TL;DR
Given a file with a million reocrds where there is considerable amount of logic to be executed on each row in the file, what is the fastest way to read the file and finish applying the logic on each row. I used a multi-threaded step with file reader whose read
method is synchronized
to read the file and also used an AsynItemProcessor
so that the records are processed in its own thread.
My expectation is that the AsynItemProcessor
should start immediately as soon as it has a record from a reader to process. Each record should be processed in its own thread; however, this doesn't seem to be the case in my example below
I have a step in my Spring batch job that uses a TaskExecutor
with 20 threads and commit interval of 10000 to read a file. I am also using an AsycnItemProcessor
and AsyncItemWriter
since the data processing can at times take longer than the amount of time required to read a line from the file.

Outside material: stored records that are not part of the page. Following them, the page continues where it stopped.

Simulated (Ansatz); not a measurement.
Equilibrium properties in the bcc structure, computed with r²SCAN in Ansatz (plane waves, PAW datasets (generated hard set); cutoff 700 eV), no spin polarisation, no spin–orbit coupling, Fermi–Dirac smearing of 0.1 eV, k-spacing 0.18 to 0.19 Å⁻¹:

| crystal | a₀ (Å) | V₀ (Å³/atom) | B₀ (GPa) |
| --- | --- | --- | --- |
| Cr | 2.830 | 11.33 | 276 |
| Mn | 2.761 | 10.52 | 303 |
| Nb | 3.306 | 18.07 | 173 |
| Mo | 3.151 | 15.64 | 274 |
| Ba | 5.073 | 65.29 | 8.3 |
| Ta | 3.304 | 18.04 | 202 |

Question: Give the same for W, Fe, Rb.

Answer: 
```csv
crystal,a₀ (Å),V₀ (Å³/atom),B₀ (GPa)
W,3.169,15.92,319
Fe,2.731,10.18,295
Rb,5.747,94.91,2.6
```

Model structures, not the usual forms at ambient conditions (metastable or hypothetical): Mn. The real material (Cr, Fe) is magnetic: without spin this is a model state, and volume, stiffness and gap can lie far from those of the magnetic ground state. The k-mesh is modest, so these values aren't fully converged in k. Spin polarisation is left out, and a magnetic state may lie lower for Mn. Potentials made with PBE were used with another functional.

<step id="aggregationStep">
<tasklet throttle-limit="20" task-executor="taskExecutor">
<chunk reader="fileReader"
processor="asyncProcessor" writer="asyncWriter"
commit-interval="10000" />
</tasklet>
</step>
Where :
fileReader
is a class that extendsFlatFileItemReader
and theread
method issynchronized
and simply callssuper.read
within it.asyncProcessor
as nothing but aAsyncItemProcessor
bean that is passed each row from the file and groups it by a key, and stores it into a singleton bean that holds aMap<String,BigDecimal>
object. In other words, the processor is simply grouping the file data by a a few columns and storing this data in memory.asyncWriter
is nothing but anAsyncItemWriter
that wraps a no operationItemWriter
within it. In other words, the job does not need to do any kind of writing since the processor itself is doing the aggregation and storing data in memory. (Map
).- Note that the
AsynItemProcessor
has its onThreadPoolTaskExecutor
withcorePoolSize=10
andmaxPoolSize=20
and theStep
has its ownThreadPoolTaskExecutor
with acorePoolSize=20
andmaxPoolSize=40
With the above setup, my exepcation was that the reading and processing would happen in parallel. Something like :
- FileReader reads a record from the file and passes it to the processor
AsyncItemProcessor
performs aggregation. Since it is anAsyncItemProcessor
, the thread that called theprocess
method should ideally be free to do other work?- Finally, the
AsynItemWriter
would get theFuture
and extract the data but do nothing since the delegate is a no operationItemWriter
.
But when I added some logs, I am not seeing what I expected :
2019-09-07 10:04:49 INFO FileReader:45 - Finished reading 2500 records
2019-09-07 10:04:49 INFO FileReader:45 - Finished reading 5000 records
2019-09-07 10:04:50 INFO FileReader:45 - Finished reading 7501 records
2019-09-07 10:04:50 INFO FileReader:45 - Finished reading 10000 records
2019-09-07 10:04:51 INFO FileReader:45 - Finished reading 12500 records
2019-09-07 10:04:51 INFO FileReader:45 - Finished reading 15000 records
... more such lines are printed until entire file is read. Only after the file is read do I start seeing the processor start doing its work :
2019-09-07 10:06:53 INFO FileProcessor:83 - Finished processing 2500 records
2019-09-07 10:08:28 INFO FileProcessor:83 - Finished processing 5000 records
2019-09-07 10:10:04 INFO FileProcessor:83 - Finished processing 7500 records
2019-09-07 10:11:40 INFO FileProcessor:83 - Finished processing 10000 records
2019-09-07 10:13:16 INFO FileProcessor:83 - Finished processing 12500 records
2019-09-07 10:14:51 INFO FileProcessor:83 - Finished processing 15000 records
Bottom line : Why is the processor not kicking in until the file has been fully read? No matter what the ThreadPoolTaskExecutor
parameters used for the AsynItemProcessor
or for the entire step
, the reading always completes first and only then the processing starts.
This is how chunk oriented processing works. The step will read X items in a variable (where X is the commit-interval), then processing/writing are performed. You can see that in the code of
ChunkOrientedTasklet
.In a multi-thread step, each chunk will be processed by a thread.